Too many for him or for his opponent?
Did he complain that they came at the wrong time as well?
(One 4-4 after the first few rolls is usually too many.)
Kidding aside
It is nice that he is at least specific.
You can easily test that now by seeing what a the history of rolls.
If someone has a bit of statistics knowledge, it is possible to see if
the player's experience is just bad luck.
A good book of quality control and sampling will give you a hint about
how big a sample you need and how to determine if the counts are inside
or outside the expected norm.
The gamesgrid reference looks interesting.
A small, not too scientific, suggestion to increase the randomness.
Take the least significant part of the current time (last 2 digits of
the milliseconds) and loop that many times through a tight loop calling
Math.Random and keep the last one.
The code is small and quick and it adds an element of real
randomness(current time) to the algorithm.
If the game is for money and the client side code can be hacked for
profit, you need to move more of the game engine onto the server and
only present results and table state on the client side.

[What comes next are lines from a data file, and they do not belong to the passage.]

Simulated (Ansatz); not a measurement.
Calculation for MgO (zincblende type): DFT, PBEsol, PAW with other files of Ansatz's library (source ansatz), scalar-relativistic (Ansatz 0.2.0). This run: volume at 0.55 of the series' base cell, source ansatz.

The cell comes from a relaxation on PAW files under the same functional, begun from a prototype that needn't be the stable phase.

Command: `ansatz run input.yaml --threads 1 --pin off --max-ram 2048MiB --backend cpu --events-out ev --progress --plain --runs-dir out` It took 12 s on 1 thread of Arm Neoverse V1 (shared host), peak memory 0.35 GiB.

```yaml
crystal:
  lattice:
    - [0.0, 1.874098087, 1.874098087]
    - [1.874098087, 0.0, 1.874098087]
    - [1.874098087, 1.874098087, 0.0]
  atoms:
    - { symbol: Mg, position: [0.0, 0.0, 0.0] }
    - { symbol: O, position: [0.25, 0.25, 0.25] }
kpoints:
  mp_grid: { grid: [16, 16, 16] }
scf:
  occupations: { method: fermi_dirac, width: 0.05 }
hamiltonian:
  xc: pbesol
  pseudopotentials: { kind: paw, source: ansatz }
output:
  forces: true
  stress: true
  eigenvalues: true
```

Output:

Dice rolls can not be generated by the client in that case. Your client
could be easily replaced by a version of your client that lets the
player chose his own rolls which makes Backgammon not fun for the
opponent but a really lucrative way to pass an afternoon for the guy
choosing his rolls. You probably only need to chose 3 or 4 rolls during
a game to win almost every time. (An interesting test on a real board
for someone with time to kill and a friend who does not mind losing.)
Ron
Jayson K Hanes wrote:
You should be using random(ness) from the server side of things, and not
relying on flash (especially not clientside)...
Otherwise.. on a pay site.. its not too unreasonable to bet someone
sooner or later will decompile your client swf (the game) and modify it
to improve their odds of winning more often.
-Jayson
-----Original Message-----
From: [EMAIL PROTECTED] [mailto:flashcoders-
[EMAIL PROTECTED] On Behalf Of Dimitrios Bendilas
Sent: Thursday, November 17, 2005 1:13 PM
To: Flashcoders mailing list
Subject: Re: [Flashcoders] Math.random()
Hey Ron,
Thanks for the input.
Actually, what that member said is that there are too many 4-4
among the doubles.
But I haven't seen the data, so I don't know.